Kaitlyn, have two drinks. Then remember you warned everyone that haircuts were coming; they’re just getting more expensive.

Finally, and seriously, all this ambiguity supports putting every rent deferment and lease workout negotiation inside a confidential mediation process. Every bloody one.

Roger A. Moss
Pacific Conflict Intervention
415.371.9724<tel:415.371.9724> San Francisco
206.790.1971<tel:206.790.1971> Seattle
www.Pacific-CI.com<http://www.rogeramoss.com/>

Dictated in motion

On Jul 1, 2020, at 8:36 PM, Kaitlyn Jackson <kaitlyn at dimensionlaw.com<mailto:kaitlyn at dimensionlaw.com>> wrote:

The following section really concerns me:

 A residential rental agreement may not be terminated by the landlord under RCW 59.12.030(2),
RCW 59.18.200 or RCW 59.18.220, where the tenant has entered into a repayment plan under sections 3.D.
and 4 of this ordinance until after the tenant has completed the repayment plan, or the tenant refused or failed to comply with, a repayment plan that was reasonable based on the individual financial, health and other
circumstances of the tenant.  This section shall not prohibit a landlord from otherwise terminating a tenancy
subject to this ordinance due to behavior resulting in an imminent threat to health and safety of other persons on the premises.

Based on Proclamation 20-19.1 and 20-19.2, unpaid rent is not collectable unless the landlord offers a reasonable payment plan based on the individual circumstances of the tenant. So, in order to even take the tenant to small claims court or report credit agencies, the landlord must first offer a payment plan. But, according to this King County Ordinance, if the landlord offers the payment plan and the tenant accepts it, the landlord is forced to keep that tenant throughout the term of the plan. Based on what I'm seeing, courts are looking at 6-12 months as reasonable. Something like this feels like a catch-22.

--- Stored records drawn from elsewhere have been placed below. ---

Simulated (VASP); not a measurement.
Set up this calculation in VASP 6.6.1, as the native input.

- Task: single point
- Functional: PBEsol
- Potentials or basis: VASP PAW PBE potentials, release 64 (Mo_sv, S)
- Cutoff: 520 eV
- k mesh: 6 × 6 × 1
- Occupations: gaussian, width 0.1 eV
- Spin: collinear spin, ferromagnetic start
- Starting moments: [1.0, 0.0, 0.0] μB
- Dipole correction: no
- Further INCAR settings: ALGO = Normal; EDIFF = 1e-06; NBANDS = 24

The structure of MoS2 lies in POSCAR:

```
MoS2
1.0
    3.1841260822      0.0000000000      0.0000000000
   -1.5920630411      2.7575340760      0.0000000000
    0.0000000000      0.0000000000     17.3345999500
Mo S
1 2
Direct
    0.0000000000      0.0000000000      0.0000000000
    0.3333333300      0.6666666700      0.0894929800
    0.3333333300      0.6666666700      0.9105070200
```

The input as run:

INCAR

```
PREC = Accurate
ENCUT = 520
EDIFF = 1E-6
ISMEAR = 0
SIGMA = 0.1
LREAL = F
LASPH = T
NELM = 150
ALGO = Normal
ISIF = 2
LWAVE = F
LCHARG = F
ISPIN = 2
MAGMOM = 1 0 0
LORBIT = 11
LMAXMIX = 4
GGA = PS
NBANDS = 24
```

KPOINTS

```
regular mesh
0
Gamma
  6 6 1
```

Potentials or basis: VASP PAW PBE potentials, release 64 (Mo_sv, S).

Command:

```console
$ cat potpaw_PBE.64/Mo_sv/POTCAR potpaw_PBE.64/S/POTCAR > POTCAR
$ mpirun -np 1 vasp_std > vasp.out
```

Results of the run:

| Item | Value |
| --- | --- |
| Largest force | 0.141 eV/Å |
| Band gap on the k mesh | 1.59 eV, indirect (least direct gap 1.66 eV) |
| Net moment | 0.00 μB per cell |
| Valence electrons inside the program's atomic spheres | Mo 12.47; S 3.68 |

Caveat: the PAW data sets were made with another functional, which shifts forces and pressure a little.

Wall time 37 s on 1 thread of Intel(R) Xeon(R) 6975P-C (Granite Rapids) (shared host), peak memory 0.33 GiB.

Therefore, those landlords who want to terminate the tenancies with the tenant once the moratoria are lifted may need to terminate the tenancy for no cause per 59.12.030(2) (assuming they are not in a city that requires "just cause") and THEN after the tenant is gone either by agreement or court action, send a letter offering a reasonable payment plan for the unpaid rent debt, and if the previous tenant won't play ball, then the unpaid rent from the tenancy becomes collectable through normal civil processes.

If the property is located in a city that has adopted a "just cause" ordinance (Seattle, Burien, Federal Way to name a few), then this is much more complicated because the landlord would have to use a 14 day notice to pay rent or vacate and offer a payment plan - then if the tenant takes it, the Landlord must keep them until the payment plan has been satisfied. In this context, I would make sure part of the payment plan requires the signing of a term lease for that repayment period so you get out of the month-to-month status which is so cumbersome on the landlord in this "just cause" jdx.

I need a drink. ;)

Kaitlyn Jackson

On Wed, Jul 1, 2020 at 7:22 PM Craig Gourley <craig at glgmail.com<mailto:craig at glgmail.com>> wrote:
A case in another state the judge ruled that it is not a taking because it does not forgive rent , just delays collection. Apparently collectabilty is just a pesky detail to be ignored.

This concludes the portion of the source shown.